Abstract:
A ball-equipped screw and nut mechanism including a train of balls in a helical ball-circulation channel defined between mating surfaces of screw and nut members. The screw member is tubular and has within its bore a core with a helical groove as a ball recirculation channel which communicates with the ball-circulation channel via radial holes extending through the wall of the screw member.

Description:
BACKGROUND OF THE INVENTION 
     This invention relates to a ball-equipped screw and nut mechanism for converting rotary motion into translative motion, and for performing the reverse conversion. 
     Mechanisms of this type are known wherein there is at least one channel for circulation of the balls, bounded by corresponding helical grooves in the screw and nut. Such mechanisms are widely used for all motion conversions of the type indicated, where high efficiency and silent and sure functioning are required. 
     The motion conversion mechanism, according to this invention, is adaptable to all of the applications mentioned, but is particularly advantageous for those in which the nut and the screw of the mechanism must be actuated by an alternating relatively helical motion of low axial amplitude. Several methods are known for these latter appliations, but have been found to be disadvantageous. 
     A first method was contemplated limiting the number of balls engaged in the circulation channel in such a way that, for an extreme position determined by the nut on the screw, an interval corresponding substantially to the axial travel of the nut would be present between the head of the train of balls and the opposite end of the ball circulation channel. This method was found to be unsuitable, however, because, toward the end of the course of the nut, the balls slide in the circulation channel, rather than rolling therein, thus causing the temporary disappearance of the previously mentioned advantages of the mechanism in question. 
     In order to lessen the disadvantages of this first method, use was made of a locked circulation of balls, of the type already known for such mechanisms, and which provide for substantial axial travel of the nut. The locked circulation of the balls can also be achieved by particular machining of the nut, and the addition to the latter of auxiliary elements for guiding the balls. The nuts thus adapted however do not have a structure for symmetrical rotation and thus create a lack of balance which is troublesome in case of rapid rotation. Moreover, some of these known nuts have an external shape which is not compatible with the requirements of the particular application for which the screw and nut mechanism is intended. 

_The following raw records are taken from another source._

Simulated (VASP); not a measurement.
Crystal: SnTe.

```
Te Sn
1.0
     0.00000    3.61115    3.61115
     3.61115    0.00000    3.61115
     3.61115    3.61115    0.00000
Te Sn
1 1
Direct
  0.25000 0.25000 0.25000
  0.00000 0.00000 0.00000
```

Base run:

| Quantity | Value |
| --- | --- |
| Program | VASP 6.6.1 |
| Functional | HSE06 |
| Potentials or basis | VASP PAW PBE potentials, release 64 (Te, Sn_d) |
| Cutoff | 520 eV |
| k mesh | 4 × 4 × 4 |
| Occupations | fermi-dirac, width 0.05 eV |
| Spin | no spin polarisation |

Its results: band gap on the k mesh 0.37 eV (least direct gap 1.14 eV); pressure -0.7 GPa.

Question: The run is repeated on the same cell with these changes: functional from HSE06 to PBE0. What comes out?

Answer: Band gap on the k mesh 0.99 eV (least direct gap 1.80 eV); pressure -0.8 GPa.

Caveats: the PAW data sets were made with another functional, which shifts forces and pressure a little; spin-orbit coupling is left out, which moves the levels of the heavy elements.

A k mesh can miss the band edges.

     SUMMARY OF THE INVENTION 
     The motion conversion mechanism, according to this invention, likewise comprises at least one ball circulation channel, bounded by corresponding helical grooves in the screw and nut, and at least one channel adapted for recirculation of the balls. It is characterized by the fact that the screw comprises a coaxial drilled hole, in which is held a cylindrical core, provided, on its lateral surface, with at least one helical channel or groove for recirculation, with an axial length shorter than those of the nut and the core, and a width slightly greater than the diameter of the balls. Substantially radial holes through the screw provide communication for the ends of said helical channel or groove of the core, with the bottom of at least one of the helical grooves of the screw. Means is provided at the level of entry of said radial drilled holes for the purpose of guiding the balls between the circulation channel and the channel or groove for recirculation of the balls. 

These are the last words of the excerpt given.